Frank Lipsius
Frank Lipsius

Fellowship Title:

The End of the Soviet Empire

Frank Lipsius
May 22, 1983

Fellowship Year

hammer and sickle as the main symbols of the new stateWhen Leonid Brezhnev praised Hungarian agriculture at the Soviet Party Congress in 1981, Hungarian farmers complained that so many delegations from the Soviet Union descended on them they could not collect their harvest. Though the Hungarians were supposed to be flattered by Brezhnev’s attention, they could not stomach the primitive peasants who mistook Hungary for the West and spent their evenings, Russian style, drinking boisterously in local bars.

Efforts to improve the Soviet economy, especially ones that might do more than encourage Soviet tourism, can only increase with Yuri V. Andropov’s reform-minded leadership in the Kremlin. Already, the Soviet government has announced the formation of a Moscow “think tank” to study economic success in other Socialist countries. A recent article in the Soviet economics publication, Ekonomika sel ’ skogo khozyaistva, admiringly described Hungarian agricultural management, though without reference to private plots and personal income. The Russians are not told that in Hungary the farmers have the reputation of driving all the domestic Mercedes that do not belong to the government.

So while the Russians know their economy needs drastic improvement, they are afraid to implement changes that would amount to real reform. Ultimately, they are afraid to admit that what succeeds is private enterprise in Hungary, which admires America with the same fervor that the Soviets regard the Hungarians. It is in Budapest that economists study the way the United States handles “nationalized companies”–their term for the subsidies provided to Lockheed and Chrysler. They are fascinated with the business-like way Americans implemented a policy that the Socialists have fumbled this whole century.

To think that Russia’s real economic model might be the United States is a frightening prospect for a country that just twenty years ago believed it would overtake the United States as the preeminent economic power. No one laughed when Khrushchev said, “We will bury you” in opening the Soviet challenge to the American economic system. At a time when the Russians could still gloat about putting the first Sputnik and cosmonaut in space, Khrushchev’s threat seemed real.
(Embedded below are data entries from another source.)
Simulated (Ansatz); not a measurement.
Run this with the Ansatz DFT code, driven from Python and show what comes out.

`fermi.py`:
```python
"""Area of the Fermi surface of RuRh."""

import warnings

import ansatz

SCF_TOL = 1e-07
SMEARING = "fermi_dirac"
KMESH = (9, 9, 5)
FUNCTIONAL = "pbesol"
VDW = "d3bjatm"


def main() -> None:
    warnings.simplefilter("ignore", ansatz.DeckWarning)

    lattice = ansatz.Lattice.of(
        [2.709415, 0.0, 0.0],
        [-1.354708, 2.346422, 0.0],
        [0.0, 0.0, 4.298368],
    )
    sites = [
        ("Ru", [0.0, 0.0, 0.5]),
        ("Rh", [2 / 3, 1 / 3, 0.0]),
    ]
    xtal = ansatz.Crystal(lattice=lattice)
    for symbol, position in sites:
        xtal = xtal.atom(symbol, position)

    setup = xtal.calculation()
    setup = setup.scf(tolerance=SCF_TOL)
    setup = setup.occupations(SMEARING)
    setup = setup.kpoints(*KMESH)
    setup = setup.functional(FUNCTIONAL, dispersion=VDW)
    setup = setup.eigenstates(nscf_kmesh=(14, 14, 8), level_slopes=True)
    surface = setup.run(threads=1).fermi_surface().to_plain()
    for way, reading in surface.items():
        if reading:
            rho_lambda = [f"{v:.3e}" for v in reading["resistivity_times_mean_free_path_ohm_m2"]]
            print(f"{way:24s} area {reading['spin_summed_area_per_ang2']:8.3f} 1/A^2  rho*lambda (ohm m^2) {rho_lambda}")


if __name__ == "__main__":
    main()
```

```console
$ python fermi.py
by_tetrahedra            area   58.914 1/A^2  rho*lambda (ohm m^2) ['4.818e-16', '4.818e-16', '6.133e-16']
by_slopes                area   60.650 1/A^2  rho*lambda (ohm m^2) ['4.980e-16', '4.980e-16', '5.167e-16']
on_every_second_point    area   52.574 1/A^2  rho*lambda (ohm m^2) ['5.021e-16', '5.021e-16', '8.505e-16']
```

Even with 40 million more citizens and two and a half times the space occupied by the U.S., the Soviet economy is still only a fraction of America’s. Not surprisingly, competition between the superpowers is confined to weapons building, because that is something the Russians have perfected. That the United States can also make weapons is a tribute to the more fundamental difference between the two countries: The American economy works and the Russian’s doesn’t.

In fact, the only way for the Soviet Union to earn foreign currency anymore is to sell raw materials. (Even its weapons, after the beating Syria took at the hands of Israel, are barely exportable.) And yet, at a time when the country has no other assets, it is still selling subsidized oil to Eastern Europe. The subsidy was almost $100 billion by 1980, an amount the Soviets can no longer afford to squander.

Cheap Energy

 

As a result, the Soviet Union is quietly dispensing with its empire. That empire served a purpose when energy was cheap and the Russians could force their satellites to pay more for it than the rest of the world. Until the first oil crisis of 1973, East European countries paid 16 rubles a barrel for what the West Germans were getting for 14 rubles. In addition, Eastern bloc countries had to lend the Russians money to build pipelines long before the West Europeans agreed to the same kind of deal with the Kremlin. Luckily, a country like Czechoslovakia, which reluctantly agreed to take repayment for its pipeline contribution in oil deliveries over ten years, ended up paying a tenth the world market price for the whole of the 1970s. The Russians hadn’t counted on the oil crises of the 1970s. And when they occurred, Moscow supplied as much oil as it could to Western Europe. The Soviets prevented the Arab embargo from destroying the Dutch economy at a time when other countries would not sell oil to Holland. (This is one reason the Europeans feel safe making a pipeline deal with the Soviets while the Americans believe they cannot be trusted. Of course, once the Europeans pay upfront for the pipeline, it is too late to redress mistaken judgments.)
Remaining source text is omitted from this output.